In 1992, housewife Brenda Priddy spotted an unusual-looking car on the ring road near her house on the outskirts of Phoenix. She snapped a photo, and the car -- a 1994 Mustang -- ended up on the cover of a magazine. That photo launched her career as a car spy photographer. She spends four months a year in rural Nevada, hunting test cars on a remote proving ground. We'll talk with Priddy about the twists and turns in the life of a car paparazzi.
Brenda Priddy, car spy photographer
"You can kind of spot the test cars all the time. They have black camouflage over name badges and emblems. These days they have swirly camouflage so they almost jump out at you. They look kind of psychedelic sometimes."

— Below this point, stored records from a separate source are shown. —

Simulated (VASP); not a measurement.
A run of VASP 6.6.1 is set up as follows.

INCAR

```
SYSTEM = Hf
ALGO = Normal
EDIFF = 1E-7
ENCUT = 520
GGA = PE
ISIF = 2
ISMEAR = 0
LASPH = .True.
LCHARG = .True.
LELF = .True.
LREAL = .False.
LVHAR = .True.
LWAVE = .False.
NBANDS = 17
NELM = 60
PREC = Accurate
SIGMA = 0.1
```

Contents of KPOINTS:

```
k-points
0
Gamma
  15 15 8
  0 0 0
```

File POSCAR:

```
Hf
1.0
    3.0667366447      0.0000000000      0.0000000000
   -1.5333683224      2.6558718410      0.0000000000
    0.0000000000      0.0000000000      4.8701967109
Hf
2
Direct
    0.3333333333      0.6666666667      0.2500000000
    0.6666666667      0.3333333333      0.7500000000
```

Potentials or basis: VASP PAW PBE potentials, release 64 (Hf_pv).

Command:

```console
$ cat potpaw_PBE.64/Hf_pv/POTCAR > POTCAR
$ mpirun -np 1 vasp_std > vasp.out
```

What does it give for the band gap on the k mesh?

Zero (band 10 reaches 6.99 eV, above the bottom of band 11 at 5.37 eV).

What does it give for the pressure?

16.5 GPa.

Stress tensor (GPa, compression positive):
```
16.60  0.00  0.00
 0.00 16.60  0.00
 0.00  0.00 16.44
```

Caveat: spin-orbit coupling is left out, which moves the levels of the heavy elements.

"It’s supposed to (hide them) but I think what it really does is say ‘hey look I’m over here.’ If they just painted them black or silver and drove them, no one would notice or at least very few people would really notice."
"If I see something on the road I will follow it for hours and hours, hundreds of miles if I have to to get good photos of it. And to avoid it, they might stop at a gas station to fill up and even though the car is heavily camouflaged, they’ll jump out of their vehicle and throw a care cover on top ... or they’ll pull inot a hotel and they’ll quickly load the cars into a transporter to hide it from me."
"The engineers – sadly, and I think I’m a nice person – sadly, I’m not one of their favorite people. They’re not pleased to see me at all."